It is commonplace in construction projects for a contractor to require its subcontractors to purchase liability insurance that protects against certain claims and that includes the contractor as an additional insured. The problem is that many times the policy that the subcontractor purchases does not on its face meet the requirements set forth in the written agreement between the contractor and subcontractor. For example, the construction agreement may require liability insurance with higher limits of liability than that actually provided by the subcontractor’s policy, or it may require coverage for completed operations but the actual policy fails to do so.
In these situations, can a contractor argue that the subcontractor’s liability policy should be read to provide the coverage required by the agreement between the contractor and subcontractor? In its recent opinion in Vivify Construction, LLC v. Nautilus Insurance Co., 2017 IL App (1st) 170192, the Illinois Appellate Court, First District, fairly clearly said, “No,” at least when the insurance policy language is unambiguous.

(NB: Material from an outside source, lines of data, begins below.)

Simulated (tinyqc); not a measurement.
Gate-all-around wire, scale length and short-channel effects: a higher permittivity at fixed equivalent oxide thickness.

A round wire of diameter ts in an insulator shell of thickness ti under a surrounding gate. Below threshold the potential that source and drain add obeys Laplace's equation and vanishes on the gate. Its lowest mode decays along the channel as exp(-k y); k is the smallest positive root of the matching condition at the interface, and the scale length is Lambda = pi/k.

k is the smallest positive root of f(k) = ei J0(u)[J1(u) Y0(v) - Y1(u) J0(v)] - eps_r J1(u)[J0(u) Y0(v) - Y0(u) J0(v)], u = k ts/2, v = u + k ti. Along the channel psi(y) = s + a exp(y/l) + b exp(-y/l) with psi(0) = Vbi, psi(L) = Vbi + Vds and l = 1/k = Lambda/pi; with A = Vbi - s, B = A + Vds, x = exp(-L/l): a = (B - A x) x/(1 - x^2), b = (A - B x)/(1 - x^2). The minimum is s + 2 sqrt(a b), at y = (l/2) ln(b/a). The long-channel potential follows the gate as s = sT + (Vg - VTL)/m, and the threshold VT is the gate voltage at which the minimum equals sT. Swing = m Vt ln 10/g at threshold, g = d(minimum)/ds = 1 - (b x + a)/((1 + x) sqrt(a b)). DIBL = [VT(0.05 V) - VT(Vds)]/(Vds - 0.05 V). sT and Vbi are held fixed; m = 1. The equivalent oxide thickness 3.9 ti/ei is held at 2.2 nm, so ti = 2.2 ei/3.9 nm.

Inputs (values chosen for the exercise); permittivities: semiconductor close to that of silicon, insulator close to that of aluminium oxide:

Vivify questioned whether the subcontractor’s liability carrier had to provide the contractor with coverage against a bodily injury suit brought by the subcontractor’s employee. The subcontractor had agreed in the construction agreement to purchase commercial general liability coverage that made the contractor an “additional insured…for claims caused in whole or in part by [subcontractor’s] negligent acts or omissions during [subcontractor’s] operations.” The subcontractor’s liability policy provided blanket additional insured coverage that made “any person or organization” an additional insured when the named insured subcontractor “agreed in writing in a contract…that such person or organization be added as an additional insured.” The policy stated that such person or organization is an additional insured “only with respect to liability for ‘bodily injury’…caused, in whole or part, by your acts or omissions, or the acts or omissions of those acting on your behalf.”
However, the policy by endorsement excluded coverage for bodily injury to “any insured’s contractors’, subcontractors’, or independent contractors’ ‘employees’.” Because the underlying bodily injury suit was brought by an employee of the additional insured contractor’s subcontractor, the exclusion clearly applied to bar coverage for the suit against the contractor.
The contractor tried to argue that the court should consider evidence outside of the policy in determining whether the insurer had a duty to defend, particularly the construction agreement between the contractor and subcontractor. The First District rejected that argument. While some Illinois decisions have considered extrinsic evidence in some instances for the purposes of the duty to defend, the appellate court here held that “interpreting the scope of policy coverage presents a separate issue from whether the circumstances of an underlying action fall within the scope of that policy.” Accordingly, the court declined the contractor’s invitation to “consider parol evidence in interpreting an otherwise unambiguous insurance policy.”
In so doing, the First District rejected earlier Illinois decisions suggesting that any interpretation of a policy’s additional insured coverage should consider the scope of insurance contemplated by the underlying agreement between the contractor and subcontractor. See e.g. Equilon Enterprises LLC, 2012 IL App (1st) 111529 (“a circuit court ought not ignore the agreements that serve to drive the named insured to purchase the liability policy naming the other party as an additional insured, in assessing the risk undertaken and the subject matter and purpose of the insurance contract”).
Contractors and subcontractors who agree to make one another additional insureds on their liability policies would be wise to ensure that those policies actually meet the insurance requirements of the parties’ written agreements. If the policy falls short, the First District’s opinion in Vivify makes vividly clear that Illinois courts may very well reject any request to “re-interpret” the policy to make up the difference, so long as the policy language is unambiguous.